The testatrix left the following heirs at law and next of kin surviving her: Merle Carr, a niece; Beth Lockett, a niece; Haskell Sankey, a nephew; and the following grandnieces and grandnephews: Kim Carr Dunn, Kay Carr Butts, Warren Carr, Lee Lockett, Jay Sankey, Jan Sankey, Paul Sankey, and Peter Sankey. Each of the grandnieces and grandnephews was under the age of twenty-one at the time the will was executed. Each of the nieces and the nephew were over the age of forty at the time the will was executed.

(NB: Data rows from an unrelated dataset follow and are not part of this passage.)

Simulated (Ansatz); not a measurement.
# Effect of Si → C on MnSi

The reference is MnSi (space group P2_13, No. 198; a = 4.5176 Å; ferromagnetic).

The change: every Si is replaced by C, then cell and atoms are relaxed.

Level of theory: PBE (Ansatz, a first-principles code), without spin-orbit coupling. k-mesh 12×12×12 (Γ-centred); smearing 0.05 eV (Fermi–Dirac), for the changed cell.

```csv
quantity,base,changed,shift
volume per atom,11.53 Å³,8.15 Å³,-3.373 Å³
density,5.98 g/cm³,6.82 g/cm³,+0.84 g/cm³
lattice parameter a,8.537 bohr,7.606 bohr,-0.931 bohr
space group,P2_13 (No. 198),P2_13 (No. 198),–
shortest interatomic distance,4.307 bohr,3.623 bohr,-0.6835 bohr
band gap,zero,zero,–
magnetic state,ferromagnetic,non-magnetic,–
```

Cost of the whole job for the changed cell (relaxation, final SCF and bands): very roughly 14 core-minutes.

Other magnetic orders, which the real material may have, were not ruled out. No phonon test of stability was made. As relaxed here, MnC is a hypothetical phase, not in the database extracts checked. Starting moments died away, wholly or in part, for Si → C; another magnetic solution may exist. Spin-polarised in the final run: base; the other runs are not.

Under Item III of the will she created a trust providing for certain payments to her brother, Leonard Sankey, since deceased, and his wife, Lottie Sankey, during their lives. The will also provided that:
C. Upon the death of Leonard Sankey and Lottie Sankey, the Trustee shall then divide the remaining principal of said Trust Estate in equal shares to such of my nephews and nieces as shall then be living. The Trustee shall retain control of the assets of said Trust during the minority of each nephew and niece and shall pay over to said nephew and niece their share upon them reaching age 21. The Trustee shall have the authority, however, to pay college educational expenses of any nephew or niece desiring such assistance prior to the age of 21 years.
IV. The Trust Estate herein created shall terminate upon the occurrence of the youngest nephew or niece living at the time of my death, reaching the age of 21 years.
The question presented to the trial court and to this Court is whether the nieces and nephew who are second generation Sankeys are the ultimate beneficiaries under the trust, or whether the grandnieces and grandnephews who compose the third generation are the ultimate beneficiaries.
The trial court, after taking evidence ore tenus, construed the will in favor of the grandnieces and grandnephews, reasoning that:
Although the foregoing described minor children were not literally the nieces and nephews of the Testatrix, it is clearly apparent to this Court that the provisions of her Will relating to the minority of the nephews and nieces refer to the minor children who were actually her grandnephews and grandnieces and at the very least such provisions create an ambiguity in the Will and parol evidence was admissible to show the intention of the Testatrix at the time she caused the Will to be prepared and at the time she executed the Will.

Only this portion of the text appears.